For that, I tried to use the following script and placed it under C:\Program files\GIMP\share\gimp\2.0\scripts:

(define (script-fu-shadowcorners infile outfile width height)
  (let* ((image (car (file-png-load 1 infile infile)))
         (drawable (car (gimp-image-active-drawable image)))
        )
    (script-fu-round-corners image drawable 10 FALSE 8 8 30 FALSE FALSE)
    (script-fu-drop-shadow image drawable 8 8 12 '(0 0 0) 45 TRUE)
    (gimp-image-scale image width height)
    (gimp-file-save RUN-NONINTERACTIVE image drawable outfile outfile)
  )
)

(script-fu-register "script-fu-shadowcorners" "" "" "" "" "" "RGB*" SF-FILENAME "Infile" "infile.png" SF-FILENAME "Outfile" "outfile.png")

Afterwards, I tried to call this script with the following batch file:

for %%x in (*.png) do "C:\Program files\GIMP\bin\gimp-2.8" -i -b "(script-fu-shadowcorners \"%%x\" \"newfolder\\%%x\")"

It did not work. It does always say it could not find the files, it's very slow, and there is no output.

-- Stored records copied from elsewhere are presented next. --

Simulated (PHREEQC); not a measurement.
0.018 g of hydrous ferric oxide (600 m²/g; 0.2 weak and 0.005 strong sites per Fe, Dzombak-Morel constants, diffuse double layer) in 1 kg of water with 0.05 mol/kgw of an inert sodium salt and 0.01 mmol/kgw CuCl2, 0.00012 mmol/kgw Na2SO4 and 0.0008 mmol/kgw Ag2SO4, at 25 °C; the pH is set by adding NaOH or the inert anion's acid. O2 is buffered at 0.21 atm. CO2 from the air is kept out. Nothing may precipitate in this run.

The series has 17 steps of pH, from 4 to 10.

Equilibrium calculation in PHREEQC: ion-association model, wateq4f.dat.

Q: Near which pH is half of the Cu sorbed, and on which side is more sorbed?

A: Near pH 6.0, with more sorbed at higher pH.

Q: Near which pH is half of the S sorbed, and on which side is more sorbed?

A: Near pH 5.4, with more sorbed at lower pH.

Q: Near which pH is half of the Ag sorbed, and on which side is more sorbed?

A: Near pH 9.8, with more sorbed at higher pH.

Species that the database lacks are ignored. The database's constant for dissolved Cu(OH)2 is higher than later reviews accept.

Now that the CMD command works, at least, the problem is not completely solved. In CMD, there appears a line after my batch command that replaces the %%x wildcard by the first file name - but only the first. In the output directory, I can not find files other than the first one, either. Nevertheless, Gimp's output is batch command executed successfully.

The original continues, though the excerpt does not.